RACEWATCH: Blow suspects Hispanics!

SATURDAY, SEPTEMBER 10, 2011

The need to call everyone racist: Do you enjoy seeing glasses half full? As of this morning, so does Charles Blow. In his New York Times column, Blow gives this account of Obama’s term to date:
BLOW (9/10/11): Obama has a list of accomplishments as long as your arm. But a less-than-masterly use of the bully pulpit has allowed both opponents and supposed allies to minimize them. A very vocal part of the progressive base has painted many of his successes as capitulations, while many on the far right have painted them as a threat to the security and solvency of the republic. That’s the problem with lingering too long in the middle: you take fire from both sides.
On balance, we’re much less critical of Obama’s performance than some folk are. We know he inherited an economic disaster. We don’t think it’s clear that he could have gotten a better health bill. That said, Blow’s glowing description may be on its way to the Glass Half Full Hall of Fame.

A bit of good cheer doesn’t matter that much. More significantly, we were struck by the unfortunate place Blow’s piece ended up.

Blow thinks Obama has done great things. For that reason, he is suspicious when the president’s job approval rating falls among whites and Hispanics. We definitely wouldn’t call Blow the bad name behind which he hides in the following passage. But this passage comes close to displaying a form of political illness:
BLOW (continuing directly): And then there is the prickly racial question that we dare not raise lest the raiser him or herself be called a race baiter: can the president win back enough of the white and Hispanic support? A Gallup report issued this week found that the president’s approval rating among both whites and Hispanics had dropped to the lowest point of his presidency. Since he was elected, his approval rating among whites has dropped by 43 percent and by 36 percent among Hispanics, but it has dropped nearly 9 percent among blacks.
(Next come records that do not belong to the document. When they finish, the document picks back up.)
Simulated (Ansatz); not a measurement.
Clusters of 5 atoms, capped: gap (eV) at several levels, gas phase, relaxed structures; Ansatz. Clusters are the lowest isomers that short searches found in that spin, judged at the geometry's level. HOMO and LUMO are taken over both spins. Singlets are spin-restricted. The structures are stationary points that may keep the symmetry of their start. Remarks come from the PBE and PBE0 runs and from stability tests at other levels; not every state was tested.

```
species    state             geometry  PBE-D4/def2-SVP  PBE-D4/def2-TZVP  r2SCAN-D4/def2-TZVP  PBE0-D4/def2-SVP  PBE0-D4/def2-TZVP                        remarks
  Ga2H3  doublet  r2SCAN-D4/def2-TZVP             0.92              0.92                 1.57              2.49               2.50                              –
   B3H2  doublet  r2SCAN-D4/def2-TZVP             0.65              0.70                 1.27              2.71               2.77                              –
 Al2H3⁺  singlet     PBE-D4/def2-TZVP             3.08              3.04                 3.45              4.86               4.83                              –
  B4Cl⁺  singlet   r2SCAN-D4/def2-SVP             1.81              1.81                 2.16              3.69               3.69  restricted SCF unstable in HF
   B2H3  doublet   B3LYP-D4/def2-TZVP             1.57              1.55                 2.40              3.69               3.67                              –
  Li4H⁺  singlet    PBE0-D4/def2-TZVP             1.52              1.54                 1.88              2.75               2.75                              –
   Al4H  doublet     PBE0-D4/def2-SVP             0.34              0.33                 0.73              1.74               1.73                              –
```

There is no way to fully understand this racial movement, but there is no denying that it exists. Maybe some blacks are stubbornly sticking with him, in part for racial reasons. Maybe some whites and Hispanics are drifting away from him, in part for the same reasons. Who knows? But the dramatic difference points to something that exists beneath the surface and beyond policy.
Blow always seems like a sane, decent person to us. Let’s agree that he is not a “race-baiter.” But alas! The need to call everyone a racist has broken a bit of new ground here.

Obama’s approval rating remains extremely high among blacks, as Blow almost notes. (He never tells you how high that number is.) At the same time, Obama’s rating has dropped a great deal among both whites and Hispanics. Even here, Blow uses a somewhat unusual metric; this makes the drop-off seem a bit larger. (Among Hispanics, Obama’s approval has dropped from 75 percent at inauguration to 48 percent today. That is a drop of 27 points—or 36 percent.)

For all Gallup numbers, click here.

For the record, Obama’s race hasn’t changed since inauguration, when those approvals were higher. And approval ratings are always sky-high when a president starts his first term. But when Blow sees Obama’s numbers dropping, he can’t help thinking that a “prickly racial question” may be involved, among both whites and Hispanics.

We think that is amazingly foolish, on the substance and on the politics.

Blow does imagine the possibility that the outlier here is the high rating which still obtains among blacks. “Maybe some blacks are stubbornly sticking with him, in part for racial reasons,” Blow says. Indeed, the president’s approval rating among blacks still stands at 84 percent. As everyone knows, that is amazingly high for a president serving during such awful times.

African-Americans are always the most Democratic voting bloc, of course. Beyond that, it would hardly be surprising if blacks are especially inclined to stand behind the first black president. As the late Tim Russert once described in some detail, Irish Catholics were thrilled by the election of Jack Kennedy, the first Irish Catholic president. When Americans exhibit this type of group pride, it’s the expected norm.

That said, there’s nothing especially odd or surprising about Obama’s ratings among whites and Hispanics. His job approval stands at only 33 percent among whites; that is not a good number. But in Bill Clinton’s second and third years in office (1994 and 1995), his job approval among whites stood at 43 and 44 percent on average. (During bad months it went lower.) He was serving at a time of peace and prosperity, not during an extended economic disaster. And Fox News didn't exist!

Blow says he shouldn’t be called a race-baiter. That is fine with us, but the need to call everybody racist is dumb—and self-defeating. This morning, Blow throws Hispanics into the stew, thus extending the pre-existing circle of denigration.

There’s nothing especially strange about those ratings among whites and Hispanics. On the substance, we think Blow’s remarks are very unwise. But here’s what will happen on the politics if this sort of thing persists:

The GOP will take Blow’s words and go to work in the Hispanic community. “Just look what The Liberals are saying about you,” they will sweetly propound.

Do you think they won’t do that? Is the moon made of green cheese?

Might we repeat a few basic points? Given the economic times, there’s nothing odd about the president’s ratings among whites and Hispanics. There’s nothing odd about their decline from inaugural day.

But there is something odd about the need to call everybody a racist. That said, it’s a bit of a pseudo-liberal sickness. We liberals love calling other folk racist. It seems like our one known idea.

12 comments:

  1. I was a Hillary Clinton supporter in 2008. Getting accused of racism for not supporting Teh One didn't exactly fill me with warm fuzzies towards Obama.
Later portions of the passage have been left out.